- The Washington Times - Friday, January 29, 2016

Those of you who use public transportation haven’t had the easiest of times since the blizzard, not that motorists fared any better. Indeed, roadways and neighborhood streets remain bogged down. Still, there’s another worrisome and certainly more prevailing issue that lurks among us: Roving, flash mob-like bands of teens attacking Metro riders.

Much of the violence is occurring in Metrorail’s central core, where stations such as L’Enfant Plaza and Gallery Place-Chinatown are designated transfer points for various lines. At L’Enfant, for example, riders on five different lines can transfer. At Gallery Place-Chinatown handles three rail lines. Those stations, like all stations, also offer connecting Metrobus service.

Yet there is a perhaps noticeable difference between L’Enfant Plaza’s commercial surroundings and those at Gallery Place-Chinatown. Commuters can easily walk to the National Mall, Capitol Hill and other D.C. attractions within minutes of the L’Enfant station, and tourists and other visitors can jet from the L’Enfant Plaza Hotel to Reagan National Airport or cruise into the western parts of Northern Virginia on the new Silver Line. The Metro station is also enticing for quick bites, a cup of Joe or catching up on email.

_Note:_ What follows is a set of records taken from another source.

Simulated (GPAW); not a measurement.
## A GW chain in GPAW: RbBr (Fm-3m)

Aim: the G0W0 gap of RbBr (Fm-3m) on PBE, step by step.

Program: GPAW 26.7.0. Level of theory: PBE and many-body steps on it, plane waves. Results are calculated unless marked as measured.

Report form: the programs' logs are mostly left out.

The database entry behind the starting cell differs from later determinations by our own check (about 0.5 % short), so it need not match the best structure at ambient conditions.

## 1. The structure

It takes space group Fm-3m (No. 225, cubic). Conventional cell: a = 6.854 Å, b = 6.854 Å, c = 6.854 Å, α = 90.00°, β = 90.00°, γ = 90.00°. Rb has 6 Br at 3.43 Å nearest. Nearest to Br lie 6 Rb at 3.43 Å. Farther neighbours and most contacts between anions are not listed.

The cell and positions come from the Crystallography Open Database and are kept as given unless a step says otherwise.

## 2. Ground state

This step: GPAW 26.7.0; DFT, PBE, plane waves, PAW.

Gallery Place-Chinatown offers far different imagery, though. The three rail lines that converge there regularly carry schoolchildren, young and old people trekking to various judicial authorities, fast-food seekers, moviegoers, bowling enthusiasts, museum-goers, commuters, book lovers to the main branch of the D.C. Public Library System, happy hour-goers, a plethora of sit-down restaurants, federal and D.C. office workers, shoppers to Urban Outfitters, Bed Bath and Beyond, and other retail establishments, bicyclists, nightclub venues, and crowds drawn to sporting and entertainment events at the Verizon Center.

Oh, the area is also a big draw for the panhandlers, drunks and homeless, and groups of members in the LGBT community. And drugs and other illicit goings-on.

Gallery Place-Chinatown is also one of two rail stations closest to Metro’s headquarters.

That’s a powerful mix of folks in a two-block area. And it’s like that day and night — 24-7-365.

Recent Metro attacks include one during morning rush on Thursday, when as many as two dozen teens ganged up and brutally beat a 35-year-old man. On New Year’s Day, eight teens reportedly beat three other youths. A 19-year-old was pushed around.

Authorities and lawmakers are concerned. Said D.C. Council member Jack Evans to Channel 5/Fox News: “If we have roaming groups of youths attacking people, that’s unacceptable and something we have to put to a stop.”

Well, Mr. Evans is now the head chairman in charge of Metro, having been unanimously elected this week to the board. A father of triplets, Jack is probably well-acquainted with a lasso and he’ll soon learn it’s needed at Metro, too.

Metro is a bureaucratic boondoggle, and it needs to be fixed, because its wish list includes expansion and funding, its to-do list includes maintenance and personnel, and its must-do list includes public safety following some tragic rail incidents.

Passenger safety falls onto the latter list.

Metro cannot issue a blanket prohibition against people entering Metro stations or riding the rails or buses. However, its board and new general manager, Paul Wiedefeld, can become more creative regarding passenger safety.

Mr. Evans should put on his “daddy jeans,” get out of his sporty-orty car, and ride the buses and the rails to see the who, how and when of Metro service. The Metro reports he already has seen and those he will see don’t drill deep enough. He needs to see with his own eyes who’s moving in and out.

He’ll need that firsthand insight when the time comes to seek fare increases. (Wink.)